Lately, I’ve been porting BitPacket to Python 3.0. I wanted to keep backwards compatibility with Python 2.6 (which is the 2.x I have in my Debian) and, thankfully, I only had to fix three minor issues:
- Unicode strings
- Dictionary keys
- Bytes vs. strings
StringIO and unicode strings
If you have ever used the StringIO module you should be familiar with this:
try:
from cStringIO import StringIO
except ImportError:
from StringIO import StringIO
In Py3k the StringIO is located under the io package, so you should changed the above by:
from io import StringIO
which is also compatible with Python 2.6.
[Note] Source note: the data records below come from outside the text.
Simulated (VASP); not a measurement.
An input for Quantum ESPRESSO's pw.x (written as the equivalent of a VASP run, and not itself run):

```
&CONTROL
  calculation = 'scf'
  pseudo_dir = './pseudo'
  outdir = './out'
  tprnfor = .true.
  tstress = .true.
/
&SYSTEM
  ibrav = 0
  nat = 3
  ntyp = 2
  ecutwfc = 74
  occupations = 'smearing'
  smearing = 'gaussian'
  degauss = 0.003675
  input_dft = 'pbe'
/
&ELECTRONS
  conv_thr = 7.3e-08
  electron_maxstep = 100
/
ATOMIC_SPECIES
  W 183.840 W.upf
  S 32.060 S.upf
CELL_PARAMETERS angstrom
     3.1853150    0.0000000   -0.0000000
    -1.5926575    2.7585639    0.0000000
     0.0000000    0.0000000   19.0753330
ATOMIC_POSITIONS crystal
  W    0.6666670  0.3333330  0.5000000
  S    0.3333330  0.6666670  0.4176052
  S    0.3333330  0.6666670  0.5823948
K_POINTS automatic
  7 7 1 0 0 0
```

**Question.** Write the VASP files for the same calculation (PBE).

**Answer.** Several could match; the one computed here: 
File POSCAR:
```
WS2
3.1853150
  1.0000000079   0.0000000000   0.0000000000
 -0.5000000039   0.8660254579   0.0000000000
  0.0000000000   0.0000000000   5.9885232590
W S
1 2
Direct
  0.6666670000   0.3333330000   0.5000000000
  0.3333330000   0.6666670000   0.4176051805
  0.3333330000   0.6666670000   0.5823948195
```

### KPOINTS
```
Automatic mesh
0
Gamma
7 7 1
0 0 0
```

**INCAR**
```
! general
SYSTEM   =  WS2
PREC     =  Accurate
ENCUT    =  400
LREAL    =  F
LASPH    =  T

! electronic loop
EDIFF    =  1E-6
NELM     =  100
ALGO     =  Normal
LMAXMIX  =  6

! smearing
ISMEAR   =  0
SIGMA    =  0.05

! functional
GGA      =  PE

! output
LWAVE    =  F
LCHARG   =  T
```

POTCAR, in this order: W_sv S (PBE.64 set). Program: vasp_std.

Once I did the change my code only worked in Py3k, Python 2.6 complained when trying to use the write method with a simple string:
>>> from io import StringIO
>>> stream = StringIO()
>>> stream.write("test")
Traceback (most recent call last):
File "", line 1, in
File "/usr/lib/python2.6/io.py", line 1515, in write
s.__class__.__name__)
TypeError: can't write str to text stream
You should note that in Py3k all the strings are unicode strings by default. This is not true in Python 2.6, so my first approach was the following:
>>> stream.write(u"test")
4
Unfortunately, this only worked in Python 2.6. Py3k does not recognize the unicode prefix “u“, giving you this error:
>>> stream.write(u"test")
File "", line 1
stream.write(u"test")
^
SyntaxError: invalid syntax
I googled a bit and find out a Making code compatible with Python 2 and 3 post (from the guy that finished all the SICP exercices) where it explained some similar issues, so I came up with this solution:
def u_str(string):
if sys.hexversion >= 0x03000000:
return string
else:
return unicode(string)
>>> stream.write(u_str("test"))
4
In Py3k, unicode does not exist but as that line is never executed we don’t get any error.
Even that worked well, I was not very happy with it. It was too slow and I had to use the custom u_str function everywhere. So, I googled a bit more and I found a nice pycon 2009 talk about Python 3.0 compatibility. Finally, I had which I think is the best solution (for both speed and clearness):
try:
# This will raise an exception in Py3k, as unicode doesn't exist
str = unicode
except:
pass
So, instead of defining a new u_str function, the str type is re-defined as unicode for Python 2.6. Then, I only had to update all the strings in the code to use str:
>>> stream.write(str("test"))
4
Note: I put this code in a compatibility.py file and import it everywhere I need it.
Dictionary keys
The next problem was reported by the 2to3 tool that comes with Py3k.
- for k in field.keys():
+ for k in list(field.keys()):
Basically, it told me that the dictionary keys() method returns a view in Py3k not a list, so it needs to be converted to a list as explained here:
dict methods dict.keys(), dict.items() and dict.values() return “views” instead of lists. For example, this no longer works: k = d.keys(); k.sort(). Use k = sorted(d) instead (this works in Python 2.5 too and is just as efficient).
Bytes vs. strings
Finally, the last issue was about the difference between strings and bytes in Python 2.x and 3.0. In Python 2.x, bytes is just an alias for str:
>>> bytes
<type 'str'>
In Py3k, bytes and str are different classes and behave differently, see below:
>>> s = "AB"
>>> s[0]
'A'
>>> s[1]
'B'
>>> b = b"AB"
>>> b[0]
65
>>> b[1]
66
This means that one needs to take care of functions returning bytes (e.g. struct.pack) and the operations performed with the returned data, in my case a call to the ord function, that failed with the typical error message:
TypeError: ord() expected string of length 1, but int found
So, following the approaches mentioned above I added the following function to my compatibility.py:
def u_ord(c):
if sys.hexversion >= 0x03000000:
return c
else:
return ord(c)
which I used instead of the built-in ord in the struct.pack case.
Hope this helps to someone.
Happy hacking!